Apostolos Georgiou Rodeo / London

Little is known of writer Peter Zabelskis. In 1986, Slate Press published his Loop: 50 Ideas for Pictures. These loops are peephole preliminaries for an absent narrative center: each remains phlegmatic as Zabelskis gestures toward tension, perfunctory absurdity, or cliché tragedy. For instance: “A shabby motel whose owner, whenever a murder or suicide occurs in one of the cabins, cuts a back door into the room as soon as the police investigation is over.” In another, the marbelized cover of a composition book reveals words that swirl into prose but don’t linger “long enough to be read.” The cover is only ever a primer, Zabelskis confirms: “Inside is something completely different. Let’s look…”

Of course, we never see. But Apostolos Georgiou’s paintings suitably deliver on Zabelskis’s cue. They are interiors to the author’s deftly executed keyholes: settings without introduction, living rooms without a welcoming entrance. In his scenes, lachrymose minds stoop as narrative skulks, either bruised by outburst or wallowing in its aftermath like a ripe contusion. Action appears habitual and despairing, at times absurd, radiating coolly from tepid mobilizers: fists, rifles, unoccupied pillows, hunched postures. The powdery palette of plum, taupe, brown, and mint green is uniformly suave, like a funereal fistful of black calla lilies.

I think: you look like you killed a man. In Untitled (2000) he sits, knee to chest, atop a charcoal mattress beside a lamp glowing with emotion. His face: when anxiety and dread reduce to stoicism. The brushwork is graphic and blocky. His shoulder catches a nectarine-hued highlight. Isolated, he looks like a man containing aftershock, swallowing the tectonic consequences, moving on. The patina of the wall is layered with sequences from pale pink and lilac to a spectral buttercup yellow. Embalmed, the colors illuminate the wall — the most lavish feature of the room.

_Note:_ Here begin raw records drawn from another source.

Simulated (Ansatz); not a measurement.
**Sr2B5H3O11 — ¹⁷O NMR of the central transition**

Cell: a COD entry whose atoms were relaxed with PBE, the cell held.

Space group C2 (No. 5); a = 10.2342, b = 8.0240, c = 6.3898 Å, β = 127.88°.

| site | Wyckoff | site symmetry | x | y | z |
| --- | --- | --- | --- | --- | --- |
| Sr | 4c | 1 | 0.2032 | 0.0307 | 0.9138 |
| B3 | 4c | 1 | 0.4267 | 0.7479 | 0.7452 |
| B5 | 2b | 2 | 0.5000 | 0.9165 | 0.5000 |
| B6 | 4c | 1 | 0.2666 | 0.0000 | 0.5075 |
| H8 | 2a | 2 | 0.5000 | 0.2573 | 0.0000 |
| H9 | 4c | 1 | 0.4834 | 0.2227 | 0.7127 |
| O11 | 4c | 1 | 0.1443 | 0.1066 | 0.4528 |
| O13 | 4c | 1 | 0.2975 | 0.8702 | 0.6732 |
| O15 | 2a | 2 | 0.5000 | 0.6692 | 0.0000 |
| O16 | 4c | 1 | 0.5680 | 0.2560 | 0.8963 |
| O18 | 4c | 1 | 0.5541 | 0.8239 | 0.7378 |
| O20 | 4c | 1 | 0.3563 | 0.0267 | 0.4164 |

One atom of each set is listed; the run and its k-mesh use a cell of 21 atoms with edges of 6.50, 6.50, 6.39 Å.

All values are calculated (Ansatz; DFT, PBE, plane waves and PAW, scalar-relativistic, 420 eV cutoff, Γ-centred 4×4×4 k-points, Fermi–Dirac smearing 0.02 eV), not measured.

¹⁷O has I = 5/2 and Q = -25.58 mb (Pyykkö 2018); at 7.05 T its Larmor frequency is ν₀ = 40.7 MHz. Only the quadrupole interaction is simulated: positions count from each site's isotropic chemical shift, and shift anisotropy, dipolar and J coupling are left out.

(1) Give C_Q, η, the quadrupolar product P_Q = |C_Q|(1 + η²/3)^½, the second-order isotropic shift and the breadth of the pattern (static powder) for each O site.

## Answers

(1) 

Apostolos Georgiou, Untitled, 2000
Apostolos Georgiou, Untitled, 2000. Courtesy of the artist and Rodeo, London. Photography by Plastiques.

Spaces are mostly vacant, lending Georgiou’s figures a theatrical aplomb that seems to relish distraction in moments of rickety slapstick. Two people teeter on Mücke Melder-esque chairs, their ankles shaking. The rhythm feels percussive and brassy, reminiscent of Cathy Berberian’s zany onomatopoeia in Stripsody (1966). These rooms are a woozy mind where behavior is torpid yet barbed by emotional gravitas: a woman spoon-feeds a man on her lap; another soothes a man as he crawls over her like a sartorial schlub. He could be writhing in agony. These are places of proclamation, explosion, and seclusion; places between papers, beds, desks, chairs; between servility, solidarity, and dominion. Domestic or institutional, the environment blends salon, asylum, and sanctuary: where the psyche may obsess or decay. So often it seems these people wrestle their inner saboteur or reckon with past humiliations: a woman stands at a wooden lectern, a leader, whose own corpse lies in front of her.

Stilted by melodrama, Georgiou’s evocation of gallantry soon buckles, with glowering sadism slinking at its edges. Icons become specious lumber, thickset with hoodwinking tricks. Color is a low-pressure headache, its sultry quality numbing and imprisoning as though these actants sit between the emotional impasse of inevitability and the anticipation of looming change, between serenity and melancholy, total defeat and deliverance. The legibility of sincerity or revenge is never realized; rather, for Georgiou, they feel like two masks for one plucky harlequin.

This brings into question the title, “From My Heart. A tired idiom, to mention “my heart” is to sow a challenge in its very words; the loaded symbol petrifies into a heavy-handed burden. One can weaponize my heart, bewitch it as a tool for manipulation. It is hard to accept the heart at face value, and Georgiou gives us an escape clause from this core ambivalence, carving out the back door.